Ikoma city is built in and around the sides of a mountainous basin between Osaka and Nara. For centuries, the steep climb in meant most people, except pilgrims coming to Hozanji temple, didn’t bother. A train tunnel cut all the effort out of getting to Ikoma, and its proximity to two of Japan’s main centres built the small temple village into a bed town.
Living near Ikoma station, up the hill towards Hozanji, means a daily hands on knees climbing, let’s stop and take a breath, walk home. A weaving walk, through established, overflowing gardens of the longer term residents of Ikoma, and the past the tall apartment blocks built for the newer ones. The narrow, twisting paths pilgrims walked are now paved, and cars in both directions skid along them at unwise speeds.
Every September 23rd, from 5pm until 8pm, there is a lantern festival, that runs along a road rising from the station all the way up to Hozanji. Hand decorated lanterns are placed along the path, over about 3 kilometres, and early birds can participate in a stamp rally, checking in at different stations along the journey and eventually receiving a coffee cup or groundsheet. The real reward though is in appreciating the effort of the different cup artists, and sharing the dusk with other friendly walkers.

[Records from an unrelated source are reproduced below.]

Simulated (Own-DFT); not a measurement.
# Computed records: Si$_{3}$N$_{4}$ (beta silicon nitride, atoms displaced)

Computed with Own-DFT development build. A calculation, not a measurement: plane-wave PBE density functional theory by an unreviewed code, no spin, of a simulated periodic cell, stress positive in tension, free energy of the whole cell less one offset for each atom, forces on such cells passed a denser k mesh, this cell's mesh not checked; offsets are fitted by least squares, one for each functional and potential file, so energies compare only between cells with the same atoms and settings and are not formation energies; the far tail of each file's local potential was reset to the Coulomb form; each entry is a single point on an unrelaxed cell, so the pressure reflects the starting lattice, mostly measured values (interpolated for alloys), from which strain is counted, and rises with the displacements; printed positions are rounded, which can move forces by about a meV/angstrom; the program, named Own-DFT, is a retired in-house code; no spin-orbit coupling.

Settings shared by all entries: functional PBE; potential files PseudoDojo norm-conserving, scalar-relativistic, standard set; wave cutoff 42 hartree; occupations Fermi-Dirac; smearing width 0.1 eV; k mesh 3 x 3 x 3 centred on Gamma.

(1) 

Ikoma is not as accessible as Hikone was. Bicycles are useless here, well, at least in one direction, in the downwards direction they are suicide. Unlike a castle town, roads are not set out with order and tend to blur the lines between someone’s private garden path and a public thoroughfare. It is a beautiful city though, full of its own history and a mix of Osaka openness and Nara piety.
Once you get up high though, especially in the evening, the view makes it easy to appreciate all the work your stomach muscles did to get you there.